I had a bug where we got an authorization failure when trying to bind a consumer to a repo as an *admin* on a different machine from the consumer itself.

Setup:

* client.example.com (consumer)
* server.example.com (pulp server)

# From server.example.com:

1) [r...@server]# pulp-admin repo create --id=repo1 ...

# From client.example.com:

2) [r...@client]# pulp-client consumer create --id=client.example.com --server=server.example.com

# From server.example.com:

3) [r...@server]# pulp-admin consumer bind --repoid=repo1 --id=client.example.com

When we hit step 3) the CLI code ends up down in core_consumer.py:_bind():

def _bind(self):
    consumerid = self.getConsumer()
    if not self.options.repoid:
        print _("repo id required. Try --help")
        sys.exit(0)
    try:
        self.cconn.bind(consumerid, self.options.repoid)
        self.repolib.update()

if you look at this code you will realize it really only makes sense if pulp-client is executing it. when being executed from pulp-admin we try to do a repolib.update() which tries to upload a package profile from the box that pulp-admin is running (the server) and fails because the *server* is not a consumer.
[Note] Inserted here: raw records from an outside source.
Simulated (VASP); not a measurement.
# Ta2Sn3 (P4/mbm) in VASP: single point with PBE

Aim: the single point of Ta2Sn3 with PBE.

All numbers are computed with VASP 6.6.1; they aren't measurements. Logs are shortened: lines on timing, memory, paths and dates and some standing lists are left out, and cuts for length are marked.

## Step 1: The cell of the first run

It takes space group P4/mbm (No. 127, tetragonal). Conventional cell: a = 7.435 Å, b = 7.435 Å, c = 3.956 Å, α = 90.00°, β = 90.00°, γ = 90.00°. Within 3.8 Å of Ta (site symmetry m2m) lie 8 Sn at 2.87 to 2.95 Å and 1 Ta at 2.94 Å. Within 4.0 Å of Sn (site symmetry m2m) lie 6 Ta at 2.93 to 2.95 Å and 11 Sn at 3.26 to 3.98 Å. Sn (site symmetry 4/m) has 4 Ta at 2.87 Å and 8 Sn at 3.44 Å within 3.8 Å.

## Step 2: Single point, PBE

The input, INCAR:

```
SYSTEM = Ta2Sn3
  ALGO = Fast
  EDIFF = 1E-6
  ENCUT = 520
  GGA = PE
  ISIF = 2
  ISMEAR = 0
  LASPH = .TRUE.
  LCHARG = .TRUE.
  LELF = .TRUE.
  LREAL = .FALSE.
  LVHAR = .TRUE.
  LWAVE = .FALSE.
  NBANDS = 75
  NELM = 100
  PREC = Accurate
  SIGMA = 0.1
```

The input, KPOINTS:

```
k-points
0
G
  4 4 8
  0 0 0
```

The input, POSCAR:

Do we have an existing pattern or solution to get the client code to correctly handle different code paths when being executed from pulp-admin vs pulp-client?

My first thought is that any pulp-admin operations on consumers should be remotely instructing the client to take actions instead of operating on the server side. If we conditionally take out the 'repolib.update()' call if we are executing from pulp-admin the client will still never get its package profile updated or the local yum.conf.d files updated.

This same problem exists for create and update, and unbind.